Sea levels across the Northeast coast of the United States rose nearly 3.9 inches between 2009 and 2010, according to a new study from researchers at the University of Arizona and the National Oceanic and Atmospheric Administration. The waters near Portland, Maine, saw an even greater rise -- 5 inches -- over the two-year period.
While scientists have been observing higher sea levels across the globe in recent decades, the study found a much more extreme rise than previous averages. Such an event is "unprecedented" in the history of the tide gauge record, according to the researchers, and represents a 1-in-850 year event.

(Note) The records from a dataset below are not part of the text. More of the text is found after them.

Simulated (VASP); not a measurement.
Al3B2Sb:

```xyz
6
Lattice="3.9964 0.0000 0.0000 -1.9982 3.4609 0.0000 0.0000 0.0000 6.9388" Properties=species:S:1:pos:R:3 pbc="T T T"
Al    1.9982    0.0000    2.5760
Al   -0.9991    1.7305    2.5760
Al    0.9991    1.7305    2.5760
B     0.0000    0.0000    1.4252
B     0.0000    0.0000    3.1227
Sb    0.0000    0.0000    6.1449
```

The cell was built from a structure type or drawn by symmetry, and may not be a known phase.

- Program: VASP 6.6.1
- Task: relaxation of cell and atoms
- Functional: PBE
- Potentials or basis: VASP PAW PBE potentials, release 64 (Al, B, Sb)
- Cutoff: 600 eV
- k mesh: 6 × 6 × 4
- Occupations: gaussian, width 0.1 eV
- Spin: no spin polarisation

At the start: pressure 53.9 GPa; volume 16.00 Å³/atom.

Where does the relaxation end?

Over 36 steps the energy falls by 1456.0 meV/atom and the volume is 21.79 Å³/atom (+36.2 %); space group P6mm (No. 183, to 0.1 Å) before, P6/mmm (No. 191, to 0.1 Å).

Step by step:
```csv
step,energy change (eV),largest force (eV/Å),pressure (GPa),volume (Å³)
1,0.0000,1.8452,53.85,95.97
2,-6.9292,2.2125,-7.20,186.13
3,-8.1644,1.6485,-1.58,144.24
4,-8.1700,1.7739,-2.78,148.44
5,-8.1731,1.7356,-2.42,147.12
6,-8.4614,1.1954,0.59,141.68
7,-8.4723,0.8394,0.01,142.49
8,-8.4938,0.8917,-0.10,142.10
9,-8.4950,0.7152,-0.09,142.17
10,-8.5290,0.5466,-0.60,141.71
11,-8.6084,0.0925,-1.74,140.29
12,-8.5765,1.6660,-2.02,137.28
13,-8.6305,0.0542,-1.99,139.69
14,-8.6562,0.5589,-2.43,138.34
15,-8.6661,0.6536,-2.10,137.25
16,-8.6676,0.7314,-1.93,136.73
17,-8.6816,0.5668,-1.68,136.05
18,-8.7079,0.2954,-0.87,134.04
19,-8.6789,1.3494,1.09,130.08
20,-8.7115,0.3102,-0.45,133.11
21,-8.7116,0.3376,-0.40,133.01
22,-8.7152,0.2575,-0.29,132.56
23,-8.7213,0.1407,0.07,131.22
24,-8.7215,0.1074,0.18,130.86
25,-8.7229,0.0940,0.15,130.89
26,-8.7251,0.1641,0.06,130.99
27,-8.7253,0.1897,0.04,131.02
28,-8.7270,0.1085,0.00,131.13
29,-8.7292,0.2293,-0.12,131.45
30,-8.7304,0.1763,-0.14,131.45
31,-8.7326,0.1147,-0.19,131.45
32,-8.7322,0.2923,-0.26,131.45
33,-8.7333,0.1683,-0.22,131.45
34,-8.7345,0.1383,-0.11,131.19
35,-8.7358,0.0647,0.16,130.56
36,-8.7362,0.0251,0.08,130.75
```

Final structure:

"Unlike storm surge, this event caused persistent and widespread coastal flooding even without apparent weather processes," the study's authors wrote. "In terms of beach erosion, the impact of the 2009-2010 [sea level rise] event is almost as significant as some hurricane events."
The analysis relied on data from dozens of tide gauges along the eastern seaboard. The nearly 4-inch rise for the Northeast represents the average of 14 tide gauges located between New York and Canada. Tide gauges farther south in the Mid-Atlantic and Southeast indicated a sea level rise far less extreme in 2009 and closer to average in some areas. The jump occurred most quickly between April 2009 and March 2010.
The study found that the increase in the Northeast was caused by a 30 percent slowdown in a major ocean current system known as the Atlantic meridional overturning circulation (AMOC) and a fluctuation in atmospheric pressure at sea level. The Gulf Steam is one component of the AMOC, which moves warm water northward in the upper levels of the Atlantic.
A 2014 study of the AMOC over that period found the slowdown also contributed to severe winter conditions in northwestern Europe and the intensity of the 2010 Atlantic hurricane season, which was the third-most active on record.
The U.N.'s Intergovernmental Panel on Climate wrote in its latest report that AMOC currents are "very likely" to weaken in the 21st century. Models project that unusual rises in sea level, like that observed in the study, will be bigger and more frequent along the Northeastern seaboard this century, study coauthor Jianjun Yin told The Huffington Post.
And events like the one observed in the study, combined with ongoing global sea level rise, "will pose an even higher coastal flooding risk," Yin told Mashable.
A 2012 study determined that sea levels between North Carolina and Boston are rising at a rate three to four times faster than the global average. Yet this only represents a rise of 2 to 3.7 millimeters per year since 1980, far less than the 100 millimeters observed in the Northeast between 2009 and 2010.
This week's study, published in Nature Communications, follows a new report from the New York City Panel on Climate Change that warns of significant sea level rise and coastal flooding threats for the city in coming decades. Sea levels in New York City have already risen more than a foot since 1900, and the trend is very likely to accelerate: If greenhouse gas emissions from human activities are not curtailed, the panel projects seas to rise by an additional 11 to 21 inches by the middle of the century, by 18 to 39 inches by the 2080s, and by as much as 6 feet by the end of the century.